In a vote that highlights the city's struggle between growth and neighborhood preservation, a key Minneapolis committee on Thursday rejected a proposal to build a six-story apartment and retail building in the Dinkytown neighborhood next to the University of Minnesota.
The project has spurred an aggressive campaign called "Save Dinkytown" to resist what some neighbors view as a threat to the small-business fabric of the neighborhood. Activists pushed their message at political conventions across the city this spring and packed the City Council's zoning and planning committee on Thursday. The full City Council will vote on it next week.
Council members expressed concerns about the potential high price of retail space in the new development and long-term implications that denser zoning would have in the area.
"If this gets rezoned, Al's could be next," said Council Member Lisa Goodman, referring to the revered hole-in-the-wall breakfast establishment Al's Breakfast, which is separated from the project by one property.
The committee rejected rezoning for the Opus Development Company's proposal 3-2, even though city staff had recommended it by pointing out that the 140-apartment building aligns with city policies to build dense projects in busy urban centers. It would also develop a plot of land, along SE. 5th Street between 13th and 14th Avenues, that is now 70 percent surface parking lots.

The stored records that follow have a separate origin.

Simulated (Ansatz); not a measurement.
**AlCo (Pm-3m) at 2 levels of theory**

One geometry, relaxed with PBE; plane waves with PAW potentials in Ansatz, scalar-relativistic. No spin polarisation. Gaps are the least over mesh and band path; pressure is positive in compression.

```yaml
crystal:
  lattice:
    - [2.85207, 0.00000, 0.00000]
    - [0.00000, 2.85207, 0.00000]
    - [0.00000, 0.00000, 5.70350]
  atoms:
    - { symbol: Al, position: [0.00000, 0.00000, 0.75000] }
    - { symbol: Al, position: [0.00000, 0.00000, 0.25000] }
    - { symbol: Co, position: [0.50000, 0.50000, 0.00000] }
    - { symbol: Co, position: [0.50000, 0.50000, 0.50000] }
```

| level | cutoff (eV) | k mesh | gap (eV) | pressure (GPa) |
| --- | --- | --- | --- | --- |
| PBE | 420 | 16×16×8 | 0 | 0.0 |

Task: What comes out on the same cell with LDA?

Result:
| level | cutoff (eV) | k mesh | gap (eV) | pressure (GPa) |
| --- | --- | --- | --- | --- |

The vote put several property owners who were planning to sell to Opus in a bind. The Book House and the Podium, a music shop, have already moved out of Laurel Bauer's properties on 14th Avenue SE.
Bauer was scheduled to close her 81-year-old family business, House of Hanson, next Wednesday. The owners of Duffy's Pizza said they were planning to close Friday.
"It's very frustrating. … We were all led to believe that the city was behind us and behind this project," Bauer said, alluding to staff recommendations and unanimous support of the city planning commission, an influential citizen advisory board.